Polish MEP Stanisław Tyszka (ESN) has submitted a parliamentary question to the European Commission, challenging the bloc's approach to Ukraine's EU accession amid the country's wartime economic distortions. The question, filed on 26 June 2026, targets the gap between Ukraine's current economic state and the Copenhagen criteria for membership, which require a functioning market economy and capacity to cope with competitive pressure. Tyszka's intervention puts the Commission on the spot over whether it will demand concrete, measurable benchmarks before advancing accession talks, a move that could slow the process and affect Ukraine's EU aspirations, as well as EU member states' budgetary contributions and the bloc's enlargement credibility.
The question cites the Commission's own 2025 assessment, which rated Ukraine only 'at some level of preparation' for a market economy and between 'an early stage' and 'some level of preparation' for competitive pressure. Tyszka highlights wartime conditions — high deficits, growing debt, external financing dependency, currency restrictions, and problems with competition, state ownership, and oligarchic influence — as obstacles to meeting the criteria.

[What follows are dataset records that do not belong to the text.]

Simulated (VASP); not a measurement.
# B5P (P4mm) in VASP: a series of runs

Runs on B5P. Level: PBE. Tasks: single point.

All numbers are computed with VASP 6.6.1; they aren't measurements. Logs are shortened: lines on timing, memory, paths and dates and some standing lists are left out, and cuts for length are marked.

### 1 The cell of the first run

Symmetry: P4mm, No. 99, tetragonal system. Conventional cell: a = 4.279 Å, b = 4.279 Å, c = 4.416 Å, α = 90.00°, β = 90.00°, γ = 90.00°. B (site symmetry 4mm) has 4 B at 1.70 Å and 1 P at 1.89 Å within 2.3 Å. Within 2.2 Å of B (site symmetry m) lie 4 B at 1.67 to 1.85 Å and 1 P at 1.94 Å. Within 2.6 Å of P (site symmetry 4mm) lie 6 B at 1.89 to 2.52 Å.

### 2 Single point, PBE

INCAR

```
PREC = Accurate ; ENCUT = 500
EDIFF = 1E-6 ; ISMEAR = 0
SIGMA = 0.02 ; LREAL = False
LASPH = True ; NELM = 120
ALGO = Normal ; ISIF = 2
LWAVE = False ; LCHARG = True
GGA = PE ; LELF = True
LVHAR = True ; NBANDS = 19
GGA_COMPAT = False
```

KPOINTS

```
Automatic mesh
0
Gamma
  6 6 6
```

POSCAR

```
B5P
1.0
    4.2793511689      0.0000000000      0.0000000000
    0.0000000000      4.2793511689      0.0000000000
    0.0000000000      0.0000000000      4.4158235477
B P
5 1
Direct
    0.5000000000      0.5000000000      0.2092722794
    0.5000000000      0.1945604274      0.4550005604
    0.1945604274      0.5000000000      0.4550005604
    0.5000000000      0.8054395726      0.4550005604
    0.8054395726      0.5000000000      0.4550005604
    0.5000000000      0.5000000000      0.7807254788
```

Tyszka's three-part question demands specific, measurable criteria for the Commission to recognise Ukraine as a functioning market economy; asks whether it is acceptable to proceed with accession while Ukraine's budget remains structurally dependent on external grants, loans, and EU extraordinary financial instruments; and requests a list of prerequisite reforms in competition, de-oligarchisation, state enterprise oversight, public procurement, and investor protection.
The question signals a push for stricter conditionality, potentially pitting enlargement advocates against those prioritising economic rigour. The Commission must reply within approximately six weeks; its answer will indicate whether it intends to maintain flexible accession benchmarks or tighten requirements in response to Ukraine's wartime realities.